The pins on T1 are ID'ed as follows; with the pins on the bottom and
side with the part id stamp facing you, tip the top away from you so you
are looking at the bottom of the can. Going clockwise from the top left
the pins are 1,2,3 then straight down to the bottom (i.e. right side), 4
and 6 (on the bottom left). I have U1 pin 1 going to T1 pin 1, U1 pin 2
going to T1 pin 2, T1 pin 3 not connected, T1 pin 4 going to a pad which
will eventually go to the RF gain and T1 pin 6 to ground and the two
tabs on the side of T1 to ground. 

Does this sound correct?

I'll post any responses here.

UPDATE: There were no responses. Chuck has posted various measurements and experiments he's doing with regard to removing the IF cans and replacing them with Toroid inductors. So I've read into his responses enough to figure out that I've got the IF cans set up correctly.

6/14/2001
I actually finished these sections last week sometime but was called away on personal business.

On Chucks web site there is some discussion about making pads for IC's. Chuck used a small miter tool and hobby knife to make some very attractive pads. I attempted to duplicate his results with some success. I used a hacksaw blade and a cutting tool from my model railroad (HO scale). I used the new IC pads for two of the IC's in the radio. The other two other two are mounted using the "moon lander" method which I described previously.

ic-pad-cut-1.jpg - This is a shot of the IC pad and the tools used to create it.

ic-pad-cut-2.jpg - Another shot of the same.

man-ic-pad-1.jpg - Shot of the pad and the radio with the crystal filter started.

man-ic-pad-2.jpg - Same thing from a different (better) angle.

pad-layout-1.jpg - I glued down the pads for the filter and the IC prior to mounting most of the parts. For the crystal filter, I used two long strips of copper pad material.

planning-preamp - I've been doing my own layout ever since the VFO. Here is a shot of the preamp being planned on paper with the radio right next to it. More on this in the "Soapbox" below.
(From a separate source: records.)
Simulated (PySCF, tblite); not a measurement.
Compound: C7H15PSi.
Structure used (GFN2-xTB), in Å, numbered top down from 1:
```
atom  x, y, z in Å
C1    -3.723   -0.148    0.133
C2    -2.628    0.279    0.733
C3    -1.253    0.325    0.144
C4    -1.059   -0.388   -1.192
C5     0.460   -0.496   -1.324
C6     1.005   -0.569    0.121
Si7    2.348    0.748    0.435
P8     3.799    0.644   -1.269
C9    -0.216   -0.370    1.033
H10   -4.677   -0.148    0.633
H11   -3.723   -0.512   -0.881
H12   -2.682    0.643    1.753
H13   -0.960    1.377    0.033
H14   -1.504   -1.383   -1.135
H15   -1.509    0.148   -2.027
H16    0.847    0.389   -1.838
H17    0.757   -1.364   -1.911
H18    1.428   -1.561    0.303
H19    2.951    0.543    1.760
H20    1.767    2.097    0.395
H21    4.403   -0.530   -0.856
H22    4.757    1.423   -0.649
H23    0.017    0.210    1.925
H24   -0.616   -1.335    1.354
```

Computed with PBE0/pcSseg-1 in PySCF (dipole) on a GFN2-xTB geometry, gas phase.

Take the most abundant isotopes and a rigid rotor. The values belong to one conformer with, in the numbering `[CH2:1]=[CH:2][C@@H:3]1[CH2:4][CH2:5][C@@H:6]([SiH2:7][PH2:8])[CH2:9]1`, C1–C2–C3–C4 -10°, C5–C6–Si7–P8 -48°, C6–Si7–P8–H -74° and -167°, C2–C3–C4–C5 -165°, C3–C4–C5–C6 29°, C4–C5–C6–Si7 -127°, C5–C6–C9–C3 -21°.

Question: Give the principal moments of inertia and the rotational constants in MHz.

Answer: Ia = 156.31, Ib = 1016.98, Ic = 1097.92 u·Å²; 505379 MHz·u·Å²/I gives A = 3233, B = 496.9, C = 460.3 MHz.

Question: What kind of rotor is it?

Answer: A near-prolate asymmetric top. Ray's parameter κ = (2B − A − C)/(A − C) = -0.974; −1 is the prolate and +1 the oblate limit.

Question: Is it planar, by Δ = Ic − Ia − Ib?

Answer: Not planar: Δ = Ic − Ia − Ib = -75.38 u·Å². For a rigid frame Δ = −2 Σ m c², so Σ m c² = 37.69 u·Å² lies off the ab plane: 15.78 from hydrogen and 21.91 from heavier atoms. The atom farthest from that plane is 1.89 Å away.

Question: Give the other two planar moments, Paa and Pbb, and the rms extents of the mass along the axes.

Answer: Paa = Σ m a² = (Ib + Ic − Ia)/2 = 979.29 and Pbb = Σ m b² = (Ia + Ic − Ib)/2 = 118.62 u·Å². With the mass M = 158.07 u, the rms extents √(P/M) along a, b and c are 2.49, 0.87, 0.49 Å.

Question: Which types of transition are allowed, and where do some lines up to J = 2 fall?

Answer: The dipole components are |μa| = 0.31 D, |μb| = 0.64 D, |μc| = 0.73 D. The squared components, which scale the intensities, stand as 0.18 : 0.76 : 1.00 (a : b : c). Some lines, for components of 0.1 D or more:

train-1.jpg - Here is a shot of a small section of my HO train layout (figured I'd include it here since I mentioned it above).

Soapbox
I'm starting to feel pretty comfortable laying things out and building on my own. Nobody has posted a suggested layout since the VFO, so I just sort of went off on my own. I've got a bit more done then what is shown here and will take some pics and upload them soon. I've almost completed the receiver.

I've switched from using plain 'ol 4-for-a-buck at the dollar store super glue to the "Scott Super Glue Gel." The Gel makes it very easy to accurately place the pads.

6/18/2001
It lives!

These pictures span from the finishing of the receiver and then jump to the transmitter being finished and the radio getting on the air. I will fill in here with o'scope shots at various spots on the rig soon. The Soapbox below will outline what has happened here and the problems I ran into (and there were problems!).

filter-detector.jpg - This is the IF Filter and Detector (U3). I built the filter unmodified but plan to go back and install Jim Kortge, K8IQY's 500Hz butterworth filter.

if-filter-detector.jpg - This shot shows the connections from the IF filter to the detector.

final-audio-amp-1.jpg - This one side of U4 being finished. The other side was much more difficult.

final-amp.jpg - Shows Q6, the final transistor. Also has a lot of detail of the LP filter and driver.

audio-amp.jpg - Finished audio amp can be seen here. The resistor that is up over the top is R10, which I mention below (because I forgot it initially).

lp-filter.jpg - The keying section is in the middle right, the low pass filter on the top right.

lp-filter-2.jpg - A close-up (too close actually) of the lp-filter.

lp-filter-3.jpg - A bit further away shows nice detail of the LP filter.

rightside-bottom.jpg - Nice shot of the IF Filter, Detector, Audio Preamp T/R Mute and Final Audio Amp.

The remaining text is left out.